Tensorflow: Save / Restore Variables Loading Incorrectly

Question

I am having trouble saving / restoring a Tensorflow model that I trained. The visible issue is that restored model performs poorly because it uses random weights instead of the correct ones. Others have encountered this problem, but the root cause for me seems to be different, perhaps duplicated variable names.

I have verified that the weights in the checkpoint file are the same as the ones used in the trained model, and that the weights after restoration are completely different. I have also seen duplicate variables ending in _1 before saving. Even more unusually, there appears to be duplicate variables with the same names after restoring.

I have been careful to run tf.reset_default_graph() before first setting up the graph and again before restoring it. A potential problem may be that I run global_variables_initializer() before I restore the variables. If I do not, I receive an uninitialized variable error when I run my restored model.

I am using the latest version of tensorflow with GPU support. Here is the code, split into building, training/saving and restoring:

#build model
def model_ten_layer_unet(X,y,is_training):
    # define our weights (e.g. init_two_layer_convnet)
    M = 4

    # setup variables
    Wconv1 = tf.get_variable("Wconv1", shape=[3, 3, 3, 1, M*32]) #SAME: Never change output size
    bconv1 = tf.get_variable("bconv1", shape=[M*32])
    Wconv2 = tf.get_variable("Wconv2", shape=[3, 3, 3, M*32, M*32])
    bconv2 = tf.get_variable("bconv2", shape=[M*32])
    ...
    #Wconv12= tf.get_variable("Wconv12", shape=[3, 3, 3, 1, M*32]) #SAME: Final layer combines stacked outputs
    #bconv12= tf.get_variable("bconv12", shape=[1])

    # define our graph (e.g. two_layer_convnet)
    d1 = tf.nn.max_pool3d(tf.expand_dims(X,-1), ksize=[1,2,2,2,1], strides=[1,2,2,2,1], padding='VALID')
    print('d1 shape: ', d1.shape)
    ...
    a12 = tf.layers.conv3d_transpose(c10, filters=1, kernel_size=[3,3,3], strides=[2,2,2], padding='SAME')
    print('a12 shape: ', a12.shape)
    y_out = tf.add(tf.squeeze(a12, -1),X)
    print('y_out shape: ', y_out.shape)
    return y_out


def run_model(session, predict, loss_val, Xd, yd, mean_image,
              epochs=1, batch_size=64, print_every=100,
              training=None, plot_losses=False):

    # have tensorflow compute accuracy
    mse = tf.reduce_mean(tf.square(tf.subtract(predict, y)))
    accuracy = tf.sqrt(mse)/tf.reduce_mean(tf.cast(mean_image,tf.float32))

    # shuffle indicies
    train_indicies = np.arange(Xd.shape[0])
    np.random.shuffle(train_indicies)

    training_now = training is not None

    # setting up variables we want to compute (and optimizing)
    # if we have a training function, add that to things we compute
    # mse is a placeholder
    variables = [mean_loss, accuracy, mse]
    if training_now:
        variables[-1] = training

    # counter 
    iter_cnt = 0
    for e in range(epochs):
        # keep track of losses and accuracy
        losses = []
        accuracies = []
        # make sure we iterate over the dataset once
        for i in range(int(math.ceil(Xd.shape[0]/batch_size))):
            # generate indicies for the batch
            start_idx = (i*batch_size)%Xd.shape[0]
            idx = train_indicies[start_idx:start_idx+batch_size]
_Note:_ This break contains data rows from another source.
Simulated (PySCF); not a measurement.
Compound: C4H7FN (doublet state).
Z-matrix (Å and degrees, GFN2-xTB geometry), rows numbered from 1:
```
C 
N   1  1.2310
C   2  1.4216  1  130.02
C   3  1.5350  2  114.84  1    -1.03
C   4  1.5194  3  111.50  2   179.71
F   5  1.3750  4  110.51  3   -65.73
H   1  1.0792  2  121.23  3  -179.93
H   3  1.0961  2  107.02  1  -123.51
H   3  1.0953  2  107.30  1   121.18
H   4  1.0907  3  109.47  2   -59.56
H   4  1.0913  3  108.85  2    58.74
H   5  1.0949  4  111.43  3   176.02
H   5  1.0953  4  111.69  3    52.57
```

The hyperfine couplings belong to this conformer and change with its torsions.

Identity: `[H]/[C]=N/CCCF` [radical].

            # create a feed dictionary for this batch
            feed_dict = {X: Xd[idx,:],
                         y: yd[idx],
                         is_training: training_now }
            # get batch size
            actual_batch_size = yd[idx].shape[0]

            # have tensorflow compute loss and correct predictions
            # and (if given) perform a training step
            loss, accuracy, _ = session.run(variables,feed_dict=feed_dict)

            # aggregate performance stats
            losses.append(loss)
            accuracies.append(accuracy)

            # print every now and then
            if training_now and (iter_cnt % print_every) == 0:
                print("Iteration {0}: with minibatch training loss = {1:.3g} and accuracy of {2:.2g}"\
                      .format(iter_cnt,loss,accuracy))
            iter_cnt += 1
        total_accuracy = np.mean(accuracies)
        total_loss = np.mean(losses)
        ...
    return total_loss,total_accuracy, y_out


    tf.reset_default_graph()

    X = tf.placeholder(tf.float32, [None, 64, 64, 64])
    y = tf.placeholder(tf.float32, [None, 64, 64, 64])
    is_training = tf.placeholder(tf.bool)

    y_out = model_ten_layer_unet(X,y,is_training)
    total_loss = tf.square(tf.subtract(y_out, y))
    mean_loss = tf.reduce_mean(total_loss)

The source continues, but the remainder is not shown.